Top 3 Tips on How to Photograph Toddlers
This post is specifically written for moms and dads who want to photograph their families at home but have a toddler that doesn’t easily cooperate. Here, I will present our Top 3 Tips on How to Photograph Toddlers. This is also written for those parents who don’t mind that the child is being “relaxed” in the photo and not necessarily looking at the camera and smiling. For portraiture, parents expect the child to act and utilize social and adult cues: sit and stare at the camera with a generated smile.
So they end up bargaining with the child, giving them treats, telling jokes, singing, etc. For our family, all those tactics can become a bit tedious. I suspect that this notion of beautiful family portraiture (kid staring at the camera and smiling) was handed down to us from the European Renaissance. Where children and families were painted in a flawless and statuesque manner.
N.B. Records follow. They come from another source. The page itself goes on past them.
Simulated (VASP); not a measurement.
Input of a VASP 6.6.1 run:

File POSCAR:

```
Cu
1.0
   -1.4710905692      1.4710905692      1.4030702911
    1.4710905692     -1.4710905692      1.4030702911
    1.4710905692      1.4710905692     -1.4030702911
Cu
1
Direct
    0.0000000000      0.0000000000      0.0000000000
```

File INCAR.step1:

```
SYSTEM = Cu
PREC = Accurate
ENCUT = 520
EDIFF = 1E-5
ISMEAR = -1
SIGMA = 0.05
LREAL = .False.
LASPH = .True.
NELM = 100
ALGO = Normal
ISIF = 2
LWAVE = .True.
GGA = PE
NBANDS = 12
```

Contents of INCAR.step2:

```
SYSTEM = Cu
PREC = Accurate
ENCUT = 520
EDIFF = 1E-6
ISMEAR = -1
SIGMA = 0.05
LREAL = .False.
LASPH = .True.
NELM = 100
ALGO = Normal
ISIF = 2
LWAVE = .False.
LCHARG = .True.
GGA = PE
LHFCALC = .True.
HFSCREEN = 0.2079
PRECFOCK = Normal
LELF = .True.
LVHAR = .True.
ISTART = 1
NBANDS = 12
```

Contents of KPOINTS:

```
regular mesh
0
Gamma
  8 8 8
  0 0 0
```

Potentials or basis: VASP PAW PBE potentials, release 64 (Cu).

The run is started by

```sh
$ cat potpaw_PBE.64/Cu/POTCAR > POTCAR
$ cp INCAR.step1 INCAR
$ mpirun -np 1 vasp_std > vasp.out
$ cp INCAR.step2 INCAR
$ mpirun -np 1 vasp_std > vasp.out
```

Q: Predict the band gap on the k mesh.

In photography, I’ve heard this a million times from parents: “Ebony doesn’t look at the camera and smile – she always makes silly faces,” or “she cries, throws a temper tantrum.” In some cases, my photographer colleagues can relate: if a child refuses to smile, when the photographs are delivered – the parent unconsciously and sometimes consciously associates the child’s lack of a smile, a “weird smile,” or funny and playful face with the photographer. “Did you not see Ebony wasn’t smiling?’ Or “didn’t you see that she was making a funny face?” or “Ebony’s smile is too big or too small.” The truth is, we photographers don’t know how you the parent would like Ebony’s face to look. With that said, here are our top 3 tips on how to photograph toddlers.
Family Photography in Harrisburg
1. PARENT’S MINDSET
Parents should understand that there are other alternatives to simply sitting and staring at the camera with a smile. The old model is to view a beautiful family portrait as when the child staring at the camera and saying “cheese.” Now if your child is anything like mine: rambunctious, bold, a toddler, charismatic, and energetic. Then you will know that getting them to sit still and look at the camera 9/10 of the times is next to impossible. So how about we try something different? That is, to build the photograph around the child by making the process fun for them. What I have found is that for most people, their goals with taking a photograph are for one of two reasons or both.
1. To use the photo as a historical record to communicate: we looked like “this” at this point and time in history.
2. To share the photos with friends and family via social media, Christmas cards, albums, digital slide shows, wall prints, etc.
If sharing is the case, parents, consider this: if your child is making a funny face or doing something “silly” in the photograph, who is really going to make a negative comment about that child? The point I am making is, nearly everyone viewing the photograph will chuckle and respond with some variation of “they are so cute.” This is a similar approach and philosophy that we have adopted in our wedding photography with both adults and children. Authenticity is beautiful. There is nothing more beautiful than real life and real people being themselves.
2. GIVE THE CHILD SOMETHING FUN TO DO
Now that we decided to allow the child to be a child and we are comfortable with it, the next thing we have to do is give them something fun to do. With our child, that has ranged from throwing keys on the ground and letting her dive for them to letting her jump off of a couch, etc. Whatever you know that will be fun for your child, we suggest you let them do it.
3. SHOOT RAPIDLY AND PICK THE BEST ONE
This is more of a technical rule that photographers use in their workflow. I’ll tell you in on a little secret about professional photography. We don’t take just one, we take many, sometimes hundreds of photos and pick the best one. There I said it, I let one of our professional secrets out the bag. Take many, then pick the best one and discard the rest. And finally, print it. Don’t let it sit on your phone, dying computer’s hard drive, or camera…print it!
Finally, with this style of photography, we cannot convince parents who love posed portraits that they can adopt this mindset. This is specifically written for parents who are comfortable with and don’t mind their child having fun in the family photo. The key is to remember to make it fun, keep it light, and take plenty of photographs, then choose the best one. Studies show that children who see their photographs printed and hanging on the wall in their homes have higher self-esteem than those that don’t.